20. Valid Parentheses

Problem Statement

You are given a string s that contains only the characters '(', ')', '{', '}', '[', and ']', Your task is to determine whether the string is valid.

A string is considered valid if all of the following hold:

• Open brackets are closed by the same type of bracket.
• They are closed in the correct order.
• Every closing bracket has a corresponding opening bracket.

Return True if s is valid; otherwise, return False.

Constraints:

• $1 \leq$ s.length $\leq 10^{4}$
• s consists of parentheses only ‘()[]{}‘.

Examples

The examples below illustrate a few typical outcomes:

Optimal Solution: Stack-based Validation

The optimal approach is to maintain a stack of the closing brackets we expect to see next, which lets us verify correctness as we scan the string once. Whenever we encounter an opening bracket, we push its matching closing bracket onto the stack, recording what must appear later. When we encounter a closing bracket, it must match the stack’s top; otherwise, the order or type is incorrect, and the string is invalid. A closing bracket with an empty stack is also immediately invalid because there is nothing to match. After processing all characters, the stack must be empty; any remaining expected closers indicate that there are unmatched openings. This avoids any repeated scanning because every character is processed once.

This algorithm is implemented as follows:

1. Initialize an empty stack expected.
2. Scan characters of s from left to right.
3. If the character is an opening bracket, push its matching closing bracket onto expected.
4. Otherwise (it is a closing bracket):
   1. If the stack is empty, return False (nothing to match).
   2. Pop the top element and compare it to the current character; if they differ, return False.
5. After the scan ends, return True only if the stack is empty (no unmatched openers remain).

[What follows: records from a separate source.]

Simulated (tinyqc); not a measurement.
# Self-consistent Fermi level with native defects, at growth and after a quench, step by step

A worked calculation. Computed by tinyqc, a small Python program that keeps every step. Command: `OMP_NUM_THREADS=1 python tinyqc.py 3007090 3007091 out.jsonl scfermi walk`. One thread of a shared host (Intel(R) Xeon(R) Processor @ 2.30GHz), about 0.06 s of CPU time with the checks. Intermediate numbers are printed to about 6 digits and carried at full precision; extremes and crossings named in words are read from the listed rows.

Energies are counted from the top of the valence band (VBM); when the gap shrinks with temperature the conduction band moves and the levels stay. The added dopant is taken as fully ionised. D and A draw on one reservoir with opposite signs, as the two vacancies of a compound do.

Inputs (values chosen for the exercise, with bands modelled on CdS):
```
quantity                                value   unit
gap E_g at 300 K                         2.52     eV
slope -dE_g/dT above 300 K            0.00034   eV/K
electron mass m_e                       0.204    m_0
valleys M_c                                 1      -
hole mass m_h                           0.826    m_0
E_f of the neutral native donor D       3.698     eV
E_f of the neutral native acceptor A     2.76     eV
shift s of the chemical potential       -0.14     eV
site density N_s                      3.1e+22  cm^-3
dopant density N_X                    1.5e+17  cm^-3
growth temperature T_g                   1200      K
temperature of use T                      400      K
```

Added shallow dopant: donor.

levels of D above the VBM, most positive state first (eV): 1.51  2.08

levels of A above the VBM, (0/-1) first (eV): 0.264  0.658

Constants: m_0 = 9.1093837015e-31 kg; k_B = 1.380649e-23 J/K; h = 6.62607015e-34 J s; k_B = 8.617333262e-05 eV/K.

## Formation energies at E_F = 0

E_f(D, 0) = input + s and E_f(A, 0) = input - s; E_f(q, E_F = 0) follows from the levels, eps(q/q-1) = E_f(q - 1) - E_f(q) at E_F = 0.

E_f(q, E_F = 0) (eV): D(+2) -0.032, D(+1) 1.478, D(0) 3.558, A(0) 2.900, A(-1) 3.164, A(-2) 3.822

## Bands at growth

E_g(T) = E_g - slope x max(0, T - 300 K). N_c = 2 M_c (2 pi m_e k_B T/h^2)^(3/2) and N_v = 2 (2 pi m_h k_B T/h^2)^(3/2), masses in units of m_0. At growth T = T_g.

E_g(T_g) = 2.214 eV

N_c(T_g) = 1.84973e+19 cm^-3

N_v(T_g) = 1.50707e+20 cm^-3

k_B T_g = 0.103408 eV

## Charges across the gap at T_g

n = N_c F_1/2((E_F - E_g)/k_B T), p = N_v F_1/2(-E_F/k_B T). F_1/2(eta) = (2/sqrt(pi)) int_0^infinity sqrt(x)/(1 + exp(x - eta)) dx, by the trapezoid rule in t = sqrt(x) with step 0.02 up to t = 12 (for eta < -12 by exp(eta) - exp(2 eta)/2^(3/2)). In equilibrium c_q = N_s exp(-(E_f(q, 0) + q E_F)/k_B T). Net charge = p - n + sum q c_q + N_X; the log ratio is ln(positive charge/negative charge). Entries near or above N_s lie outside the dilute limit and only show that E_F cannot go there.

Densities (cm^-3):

Here is a visual representation of the algorithm discussed above:

1 / 6

Code Implementation

def isValid(s):
    # Map each opening bracket to the closing bracket it requires
    open_to_close = {
        '(': ')',
        '[': ']',
        '{': '}'
    }

    # Stack of expected closing brackets:
    # the top element is the next closing bracket we must see
    expected = []

    # Process the string from left to right
    for ch in s:
        # If we see an opener, push the closer we will need later
        if ch in open_to_close:
            expected.append(open_to_close[ch])
        else:
            # We saw a closing bracket; it must match the latest expectation
            if not expected:
                # No opening bracket exists for this closer
                return False

            # Pop the expected closer and compare
            needed = expected.pop()
            if ch != needed:
                return False

    # If the stack is empty, every opener found its matching closer
    return len(expected) == 0


# driver code
def main():
    cases = ["({[]})", "{[(])}", "(((())))", "][", "{[()]}[]"]
    
    for i in range(len(cases)):
        s = cases[i]
        print(i + 1, ".\tInput: \"", s, "\"", sep = "")
        print("\tIs valid?    :", "Yes" if isValid(s)  else "No")
        print("-"*75)

if __name__ == "__main__":
    main()

Time Complexity

The time complexity of this solution is $O(n)$ because each character is pushed to or popped from the stack at most once.

Space Complexity

The space complexity of this solution is $(n)$ because, in the worst case, when the string contains only opening brackets, the stack may hold up to $n$ expected closers.

Common Pitfalls

A few small habits prevent most mistakes on this problem:

• Always guard against popping an empty stack: Any closing bracket that appears when the stack is empty must return False immediately.
• Use a meaningful, consistent stack: Either store opening brackets (and check pairs on close) or store expected closing brackets. Mixing the two leads to subtle bugs.
• Early exits are a feature, not an optimization trick: As soon as a mismatch occurs, the final answer cannot recover; returning immediately keeps the logic clean.
• Quick edge checks help with debugging: Strings of odd length can never be valid, and a valid string must end with an empty stack.